Apple built Virtio drivers directly into macOS to solve device support for Apple silicon VMs, replacing the traditional third-party model.
Key Takeaways
Apple’s Virtualisation framework uses Virtio, a standard I/O abstraction layer, meaning device support lives in macOS itself, not in VMware or Parallels.
CPU single-core VM performance is ~94% of native; GPU Metal scores ~92%; multi-core is capped by allocated core count, not overhead.
macOS guests are limited to two simultaneous VMs by macOS enforcement; App Store apps fail in VMs due to missing store credential signing.
iCloud and iCloud Drive support requires both host and guest running Sequoia 15.0 or later; upgraded VMs from earlier macOS still lack it.
Rosetta 2 works inside macOS VMs to run 64-bit Intel apps, and will remain useful after the host drops Rosetta support in macOS 28.
Hacker News Comment Review
Commenters flagged that shared clipboard support between macOS guest and host is still unreliable in practice, making it a notable real-world friction point despite Virtio’s theoretical coverage.
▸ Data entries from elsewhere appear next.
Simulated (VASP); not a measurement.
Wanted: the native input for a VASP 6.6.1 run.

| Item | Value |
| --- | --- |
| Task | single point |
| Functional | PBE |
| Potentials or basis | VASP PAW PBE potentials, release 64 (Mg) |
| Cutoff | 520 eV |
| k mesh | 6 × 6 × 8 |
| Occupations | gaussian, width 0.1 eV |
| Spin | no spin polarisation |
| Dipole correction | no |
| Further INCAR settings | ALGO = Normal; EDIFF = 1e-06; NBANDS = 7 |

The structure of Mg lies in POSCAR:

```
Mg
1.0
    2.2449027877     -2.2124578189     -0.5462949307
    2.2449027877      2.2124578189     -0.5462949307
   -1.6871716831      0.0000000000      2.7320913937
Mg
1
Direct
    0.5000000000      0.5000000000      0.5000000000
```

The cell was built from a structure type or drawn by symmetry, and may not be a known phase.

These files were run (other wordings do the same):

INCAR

A commenter added useful context: Apple’s open-source container support is built on the same Virtualisation framework, making it a more sandboxed alternative to Docker on Apple silicon.
There is disagreement on UTM’s mode of operation: the article implies UTM is emulation-only, but commenters sought clarification on whether UTM can also leverage the hypervisor for Windows ARM.
Notable Comments
@w10-1: notes VM launch times are fast enough for serverless use cases, and macOS guests support snapshot restore while Linux guests do not.